Flagg Taylor was selected as the inaugural Executive Director of the Center and immediately began building the curriculum and the team to deliver it. Beyond its academic offerings, the Center will serve as a statewide convener for thoughtful dialogue. It will host lectures, symposia, and community partnerships that model principled debate and respectful engagement. Through these efforts, the Center aims to strengthen Ohio’s civic culture by fostering informed citizenship, cultivating intellectual humility, and ensuring that diverse viewpoints are explored with rigor, openness, and mutual respect.
Center for Civics, Culture, and Society Events
Courses in Civics, Culture, and Society
The Center for Civics, Culture, and Society is dedicated to an education grounded in the philosophy, history, and practice of self-government. The promise of self-rule has held the attention of many peoples, including the Founders of the United States of America. Through a deep engagement with authors from Aristotle to Alexis de Tocqueville, and from James Madison to Frederick Douglass, we elevate our own capacity to grasp the true nature of human liberty and the political architecture and practices required to secure it.
UNV 105: The American Political Tradition: Its Background, Founding, and Development
This course will study the theoretical ideas that informed the creation and development of America’s political system and consider some of the major contemporary challenges to the maintenance of American democracy. Topics to be treated include the claims for American independence, the nature of written constitutions, the problems presented by slavery, the core political institutions of our republic, the emergence of American progressivism and conservatism, and the role of America in the world. Emphasis is placed on direct engagement with the authors who have shaped our political tradition. Readings will feature core primary documents such as the Declaration of Independence and the Constitution and include other works of political philosophy (e.g., Aristotle and John Locke) and the letters and speeches of key political figures. Students will be conversant with the defining debates of the American political tradition and the various parties and perspectives at work in those debates.
UNV 201: Civic Thought: An Introduction
Is governing ourselves worth the trouble? Should we try to wrap our minds around our country’s complex problems, its checkered history, and its creaky political machinery? Should we strive to negotiate with people who seem to see everything differently? Why bother, given that every effort at self-government eventually seems to dissolve into civil war or despotism? It is tempting to abandon the effort to live in civic community—and simply force our own preferred outcomes through, turn things over to a strong ruler, or give up and go with the apparent inevitable drift of history. Such doubts and frustrations about civic life are nothing new. As the first theorist of civic life, Aristotle, remarked in 350 BC: “to live together and be partners in any human matter is difficult.” Living together is hard in part because it requires acting in common with those with whom we disagree about what is “good and bad and just and unjust.”

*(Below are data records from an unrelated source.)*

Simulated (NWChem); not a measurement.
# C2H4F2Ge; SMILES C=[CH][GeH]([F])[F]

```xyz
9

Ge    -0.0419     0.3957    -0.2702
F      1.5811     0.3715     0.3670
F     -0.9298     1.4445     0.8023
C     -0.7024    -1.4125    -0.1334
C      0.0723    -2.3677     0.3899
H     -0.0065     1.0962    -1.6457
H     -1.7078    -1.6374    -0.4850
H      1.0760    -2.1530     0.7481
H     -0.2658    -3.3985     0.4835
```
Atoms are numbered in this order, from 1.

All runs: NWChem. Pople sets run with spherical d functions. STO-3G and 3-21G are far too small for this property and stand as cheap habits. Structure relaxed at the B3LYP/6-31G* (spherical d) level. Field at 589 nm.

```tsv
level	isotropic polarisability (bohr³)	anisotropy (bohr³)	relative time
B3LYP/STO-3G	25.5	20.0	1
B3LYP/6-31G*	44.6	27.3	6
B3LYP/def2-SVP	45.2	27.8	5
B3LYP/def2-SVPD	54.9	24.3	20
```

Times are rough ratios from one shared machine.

What makes civic life difficult, however, also makes it valuable. The need to act together with others who see things differently causes us to see aspects of goodness and justice we would otherwise miss. Civic argument and effort can summon forth immense creative energies that enable genuine deliberation and common action and beget unprecedented improvements in our common life. This course investigates the human capacity for living civically—constituting communities of citizens who share power and responsibility for common action. It will introduce you to ways the human potential to think and act as a citizen has been realized in different historical forms. Because citizenship is always exercised in a particular context, we will pay special attention to our own context—the history and practice of the American self-government, with its distinctive shortcomings and accomplishments. And because civic life is always developing in response to new challenges and opportunities, this course aims to cultivate the civic habits of thought that will help you better play your own, unprecedented role in this distinctively human undertaking.
UNV 205: Dimensions of American Civic Thought
This course is devoted the understanding of American civic life through the study of the central documents and key authors of our political tradition. American authors have been quite self-conscious in addressing themselves to perennial questions of justice and the common good. They joined long-standing debates about the relation between rights and duties, the nature of revolution, the possibility of republican self-government, the role of commerce in a free society, and the nature and extent of religious freedom. Students will join these authors and enter these debates to recover the logic of the various arguments made therein. Students will come away from the course with an understanding of: (1) the idea of natural rights; (2) the architecture of the Constitution and the ground of republican self-government; (3) the benefits of and challenges presented by commerce in a free society; (4) the roles played by slavery and race in the history of our republic; and (5) how our political tradition has met the challenge of religious freedom.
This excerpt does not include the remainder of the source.